Thursday, 12 April 2012

Titanic Literature, 1912

Amongst many, the Information Age is considered a product of the digital revolution. Instantaneous news can be disseminated across a series of satellites and fibre optic cables to nearly anywhere in the world, allowing people to follow tragedies, disturbances and discoveries second-by-second. Yet the Information Age began a long time ago, with the invention of the telegraph. Never before had so many people been connected so immediately, and in the case of the Titanic, it was the first major news event to be transmitted via the medium. The Internet is merely an innovation on the type. Arguably, though, it began some time before even the telegraph. With the great invention of the Gutenbergs, text could be rapidly printed, copied and spread. News could travel fast, from religious theses to sensationalist books about maritime disasters.
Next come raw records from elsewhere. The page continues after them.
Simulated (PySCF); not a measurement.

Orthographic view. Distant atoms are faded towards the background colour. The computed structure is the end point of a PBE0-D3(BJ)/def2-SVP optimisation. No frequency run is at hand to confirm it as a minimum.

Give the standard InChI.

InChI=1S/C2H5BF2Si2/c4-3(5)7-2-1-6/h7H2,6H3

Presses sprang into life with survivors accounts of the Titanic sinking, as well as "true stories" by people who were no closer to the iceberg than the engraving on a newspaper frontpage. Quality varied, and it was consistent integrity that pushed the New York Times from one of a dozen local papers into a national media outlet. Lawrence Beesley, a schoolteacher and survivor, prefaced his 1912 book The Loss of the SS. Titanic: Its Story and Its Lessons with this very issue of accuracy:
Some five weeks after the survivors from the Titanic landed in New York, I was the guest at luncheon of Hon. Samuel J. Elder and Hon. Charles T. Gallagher, both well-known lawyers in Boston. After luncheon I was asked to relate to those present the experiences of the survivors in leaving the Titanic and reaching the Carpathia... When I had done so, Mr. Robert Lincoln O'Brien, the editor of the Boston Herald, urged me as a matter of public interest to write a correct history of the Titanic disaster, his reason being that he knew several publications were in preparation by people who had not been present at the disaster, but from newspaper accounts were piecing together a description of it. He said that these publications would probably be erroneous, full of highly coloured details, and generally calculated to disturb public thought on the matter.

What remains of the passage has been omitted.